The top-down racer is by and large a thing of joyous unbridled fun that transcends all shift’s in what each new generation of player wants their gaming experience to deliver.
As today’s games reach ever deeper and more complex levels of brilliance and immersion the humble top-down racer still has enough about it to parp it’s horn, give a flash of the lights and grab the gaming collective’s attention.
So quite how developers, Supersonic, managed to so monumentally screw things up with ‘Wrecked Revenge Revisited’ is a mystery I’m sure even the razor sharp mind of Sherlock himself would have a job unravelling.
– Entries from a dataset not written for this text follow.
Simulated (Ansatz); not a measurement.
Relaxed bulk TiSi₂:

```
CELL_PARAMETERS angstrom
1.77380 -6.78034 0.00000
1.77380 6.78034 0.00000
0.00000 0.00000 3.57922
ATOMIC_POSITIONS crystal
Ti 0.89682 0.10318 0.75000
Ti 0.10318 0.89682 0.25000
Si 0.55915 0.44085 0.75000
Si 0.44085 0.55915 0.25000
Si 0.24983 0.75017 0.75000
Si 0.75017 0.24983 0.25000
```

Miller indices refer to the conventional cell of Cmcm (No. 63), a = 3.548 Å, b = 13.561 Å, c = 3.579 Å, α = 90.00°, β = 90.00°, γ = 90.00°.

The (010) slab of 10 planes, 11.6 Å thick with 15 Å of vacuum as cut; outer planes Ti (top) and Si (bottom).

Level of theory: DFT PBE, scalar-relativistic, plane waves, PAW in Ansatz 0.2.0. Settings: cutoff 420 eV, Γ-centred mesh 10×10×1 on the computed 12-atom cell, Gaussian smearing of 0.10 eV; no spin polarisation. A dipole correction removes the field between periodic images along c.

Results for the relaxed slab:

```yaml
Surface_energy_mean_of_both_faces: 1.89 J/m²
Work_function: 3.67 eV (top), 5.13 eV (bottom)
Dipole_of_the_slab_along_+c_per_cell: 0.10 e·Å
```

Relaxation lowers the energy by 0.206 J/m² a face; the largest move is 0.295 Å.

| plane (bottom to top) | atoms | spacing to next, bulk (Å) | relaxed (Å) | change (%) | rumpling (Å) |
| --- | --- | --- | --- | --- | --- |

You see, here’s the thing, my first experience of the genre came in the mid-80’s via the brilliant Super Sprint, a game that by todays high standards looks as dated as it undoubtedly is. I was a mere child, obsessed with games and toys and Star Wars and Indy and, and……yeah, nothing’s changed. And that includes the fact that I’m hugely confident if I was to relive those heady days of space hoppers and Pannini stickers, Super Sprint would still be just as much fun. Unfortunately it’s that little big word ‘fun’ that Wrecked seems to have avoided altogether.
What players have been given with this release is a single player game that comprises of a number of dull, repetetive challenge stages, a grand total of six tracks and a multiplayer experience that, despite being the jewel in the crown, is far from polished.
The monotonous single player game places a big red tick in the boredom box. It begins to grate within the first ten minutes (I’m being generous) and feels more pointless than Andy Carroll’s football boots. There are four avenues of challenge for the player testing speed, skill, weapon technique and your overall ability. After completion you are awarded gold, silver or bronze depending on your performance and it’s that simple. With a high quality of gameplay it could have been a sure-fire winner.
Disappointingly with the gameplay here, it’s an outright loser. Dodgy camera angles, mundane tracks, mind numbing challenges and the fact that there’s never really any genuine sense that you’re even breaking the speed limit makes this less Mad Max and more Chitty Chitty Bang Bang………oh, without the fun of course and all this can be yours for the hefty price of 1200 MS points…ouch!
The challenges sent to test your skill can be overcome within a couple of hours play, in fact the biggest challenge is probably playing for two hours, two minutes can be a struggle. Said challenges include such tasks as collecting mines and placing them within circles or avoiding any contact with the scenery or towing a caravan round the circuit and well, you get the picture, the imagination has almost certainly never been less stretched.
But I’m being overly harsh here as there are one or two good points as well. The weapons are wide and varied and add vital entertainment, particularly in multiplayer, the cars have a number of little customisations to add that feeling of bond between gamer and machine while the graphics are vibrant and detailed. Erm, the sound’s functional, although the engine whine can shred nerves in seconds.
So what might keep a player coming back for more?
Here’s where you thought I was going to say multiplayer right?
Well unfortunately not. As I mentioned, the multiplayer is the high point here but when a game is otherwise devoid of any real bright moments it says little. To be honest if the game came in a retail box that may well have been the high point instead.
The multiplayer side is good for a while but when content is so limited it quickly heads down that well worn path into Dullsville.
Initially it’s quite engaging and a bit of a laugh to boot. Mayhem personified as races whizz by in a blur of colour, explosion and debris, but, connection problems and a combination of the issues that dog the single player soon bring the whole experience crashing back down to earth. It’s such a shame as it could have been something special for the part of the Live community aching for a taste of arcade racing doused in petrol and lit up with an RPG shot.
In a room of friends the game holds the attention slightly longer but it’s so slight that it almost doesn’t merit a mention..but I did anyway.
Overall then Wrecked is an opportunity missed. Following on from the much loved cult hit, Mashed, it should have been so much more but instead suffers from a lack of imagination, longevity and enjoyment. Rather than tearing up the track Wrecked ends up stalled on the starting grid. Although it’s name is quite apt.